Nov 2, 2015

buying a volkswagenA number of factors go into the car purchasing process. Shoppers weigh the benefits of different makes and models, different dealerships, and financing options. One question that many people ask along the way is, how much of a down payment do I need to buy a car? The answer to this question can be simultaneously simple and varied. We have put together a quick and easy guide explaining some of the more important things to consider when determining how much down payment you should make when purchasing a car.

The first thing you want to do is establish how much you can afford to spend on a car. Before you get wrapped up in make or model, you need to know how much is leaving your bank account every month to pay for it. If you buy more car than you can afford, you put a number of things at risk, including losing the car you just bought. So, you will need to sit down and figure out a monthly budget. Factoring in your income and other current expenses, how much is left for a car payment? This may seem like common sense, but you’d be amazed by the number of people that skip this step and just say, “if I couldn’t afford it, they wouldn’t have approved it.” This is obviously not the case, and is a trap you want to avoid.

Once you know your budget, then you want to determine your credit score. This will help you learn how much you can finance on your car purchase. Knowing how much you can finance gives you a better idea of the general price range of vehicle you can afford. There are a few places to check your score for free online. It is recommended that you get your score from all three major reporting agencies.

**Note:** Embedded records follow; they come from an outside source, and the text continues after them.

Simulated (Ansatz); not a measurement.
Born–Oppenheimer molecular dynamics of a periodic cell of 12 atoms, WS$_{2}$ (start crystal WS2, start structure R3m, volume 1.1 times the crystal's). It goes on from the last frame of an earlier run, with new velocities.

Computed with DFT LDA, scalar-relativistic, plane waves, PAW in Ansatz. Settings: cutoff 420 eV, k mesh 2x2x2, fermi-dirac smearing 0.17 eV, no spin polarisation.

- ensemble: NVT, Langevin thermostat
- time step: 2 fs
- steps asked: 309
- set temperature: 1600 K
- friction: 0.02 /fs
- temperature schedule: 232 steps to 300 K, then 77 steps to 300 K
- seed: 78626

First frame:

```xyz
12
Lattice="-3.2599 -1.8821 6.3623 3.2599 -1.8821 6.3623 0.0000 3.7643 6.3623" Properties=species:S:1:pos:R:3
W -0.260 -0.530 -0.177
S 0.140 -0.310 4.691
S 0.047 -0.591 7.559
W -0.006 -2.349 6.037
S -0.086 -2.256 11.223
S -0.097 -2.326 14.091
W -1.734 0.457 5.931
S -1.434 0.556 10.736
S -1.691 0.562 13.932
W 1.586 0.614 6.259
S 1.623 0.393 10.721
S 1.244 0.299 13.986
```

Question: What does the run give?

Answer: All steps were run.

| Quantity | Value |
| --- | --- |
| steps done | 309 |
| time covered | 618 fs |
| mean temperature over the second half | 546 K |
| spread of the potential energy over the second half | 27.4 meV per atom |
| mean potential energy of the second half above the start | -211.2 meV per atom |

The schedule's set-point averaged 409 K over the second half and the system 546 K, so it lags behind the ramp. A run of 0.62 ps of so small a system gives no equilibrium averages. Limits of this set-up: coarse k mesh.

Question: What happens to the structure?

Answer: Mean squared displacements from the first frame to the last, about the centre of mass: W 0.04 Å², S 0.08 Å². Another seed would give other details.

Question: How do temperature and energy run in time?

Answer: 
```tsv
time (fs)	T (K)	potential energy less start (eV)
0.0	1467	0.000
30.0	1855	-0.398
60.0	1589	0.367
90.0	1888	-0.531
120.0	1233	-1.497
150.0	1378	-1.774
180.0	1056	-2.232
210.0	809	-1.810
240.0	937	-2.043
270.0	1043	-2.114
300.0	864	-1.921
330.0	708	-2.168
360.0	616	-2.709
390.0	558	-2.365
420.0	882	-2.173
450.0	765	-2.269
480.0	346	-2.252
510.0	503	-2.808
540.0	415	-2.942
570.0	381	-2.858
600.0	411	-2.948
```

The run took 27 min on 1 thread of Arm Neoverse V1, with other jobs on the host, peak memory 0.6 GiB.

Next, you can start shopping. Bear in mind shopping is not the same as buying. You want to gather as much information as possible on as many vehicles as possible that meet the criteria you want in your next car. Start very broad, and winnow the choices as you go. It may be a good idea to put together a checklist of priorities ahead of time so you don’t get wrapped up in the experience. This is similar to having a shopping list before you go to the grocery store.

Once you have narrowed down your choices to the top two or three, it becomes time to start mapping out a forecasted payment schedule. This will give you a very real sense of how far your dollars can go. By taking the information you gathered checking your credit score, and meshing it with your monthly budget, you can pair that with the price of your top choices of vehicle you want. Take your monthly car budget, multiply it by the number of months you want to finance the vehicle, then subtract that total from the price of the car. The remainder is what you will need for a down payment.

That equation may seem oversimplified, but it is a great way to start. Once you have determined that initial down payment estimate, feel free to tinker with the numbers a bit. Have you maxed out what you can afford per month? Do you want to finance for five years instead of four? Did you factor in interest? These things and many more will all come into play before you actually purchase your vehicle, but determining your down payment should involve a closer look than just “how much money do I currently have?”